An anti-corruption drive in China has netted suspects that include an executive accused of cavorting with gigolos, a young woman who owns 11 apartments, a provincial official with 47 mistresses and a vice mayor with ties to a drug gang. Many alleged misdeeds were exposed by Internet users — mostly whistleblowers and rogue journalists — and promulgated via unusually freewheeling coverage in state-owned media.
Another, less vaunted government clampdown — this one on dissenting views — leaves little hope for a Chinese people-power renaissance. Over the past week authorities have surreptitiously replaced an outspoken editorial in a liberal newspaper with brazen propaganda, scrubbed an open letter calling for constitutional governance from the Internet and closed down an outspoken Beijing-based magazine for advocating political reform.
Chinese Communist Party (CCP) Secretary and Vice President Xi Jinping (習近平) said corruption could lead to the “end of the party.” His administration has ruthlessly singled out venal officials and is implementing a series of regulations to limit displays of official waste. Yet analysts say that Xi’s anti-graft drive is only skin-deep, and that party leaders will be hard-pressed to eradicate corruption while maintaining their perennially hard line on dissent.
“For a short period of time, you can have draconian measures that can deter corruption, but in the long term the best way to deal with it is to make sure that there are checks and balances,” said Steve Tsang, a professor of Chinese studies at the University of Nottingham, England.

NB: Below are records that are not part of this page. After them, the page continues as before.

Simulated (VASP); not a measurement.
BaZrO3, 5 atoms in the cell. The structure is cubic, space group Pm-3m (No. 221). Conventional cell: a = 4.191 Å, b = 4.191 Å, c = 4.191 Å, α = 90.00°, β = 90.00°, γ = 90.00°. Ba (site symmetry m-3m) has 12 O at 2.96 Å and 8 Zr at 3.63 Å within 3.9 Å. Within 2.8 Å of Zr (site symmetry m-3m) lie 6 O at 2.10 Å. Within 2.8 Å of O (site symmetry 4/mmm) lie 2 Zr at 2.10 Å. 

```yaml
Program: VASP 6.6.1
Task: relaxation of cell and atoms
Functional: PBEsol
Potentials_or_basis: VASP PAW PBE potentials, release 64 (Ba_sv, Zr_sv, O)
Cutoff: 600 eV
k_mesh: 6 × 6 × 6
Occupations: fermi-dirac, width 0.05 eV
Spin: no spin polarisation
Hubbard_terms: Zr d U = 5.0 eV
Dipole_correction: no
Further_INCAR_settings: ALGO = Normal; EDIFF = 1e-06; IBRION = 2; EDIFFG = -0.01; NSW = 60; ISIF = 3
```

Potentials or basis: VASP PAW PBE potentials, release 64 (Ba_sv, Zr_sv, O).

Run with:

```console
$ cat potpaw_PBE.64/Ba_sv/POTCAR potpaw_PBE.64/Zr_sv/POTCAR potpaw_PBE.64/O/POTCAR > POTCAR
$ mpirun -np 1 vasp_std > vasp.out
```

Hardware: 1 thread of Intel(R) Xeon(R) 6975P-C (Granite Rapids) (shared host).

Yet there are many reasons why a culture of corruption will persist — officials are low-paid and poorly supervised, and the lack of a free press and independent judiciary eliminates any prospect of well-measured oversight.
“What we are likely to see, following Xi Jinping’s commitment to his new policy, is that government officials will be a lot more careful in not displaying their ill-gotten gains,” Tsang said. “They will do enough to reassure Xi that things are under control, and that is as far as they will go.”
Since Xi became the top CCP leader in November last year, the central leadership has made an all-out drive to appear transparent and down to earth. Xi has banned a number of wasteful government practices, including prolonged speechifying and traffic-disrupting motorcades. A ban on expensive liquor at military banquets caused some prestigious brands’ stock prices to plummet. Xinhua news agency has published extensive profiles of the country’s seven most powerful leaders, a well-meaning stab at transparency, although they offer little more than breathless praise.
However, the recent explosion of corruption allegations on China’s popular micro-blogs has done more to reveal the depth of the problem than validate official efforts to eliminate it. A blog post on Dec. 30 accused the party secretary of an impoverished county in Yunnan Province of purchasing 10 SUVs and getting drunk with a group of attractive women.
The vice mayor of a small city in Guangdong Province lost his job after a subordinate exposed his connection to a local drug ring. Blog posts accuse the deputy chief of the province’s Land Resource Bureau of having affairs with 47 mistresses and receiving almost ￡2.8 billion (US$4.55 billion) in bribes.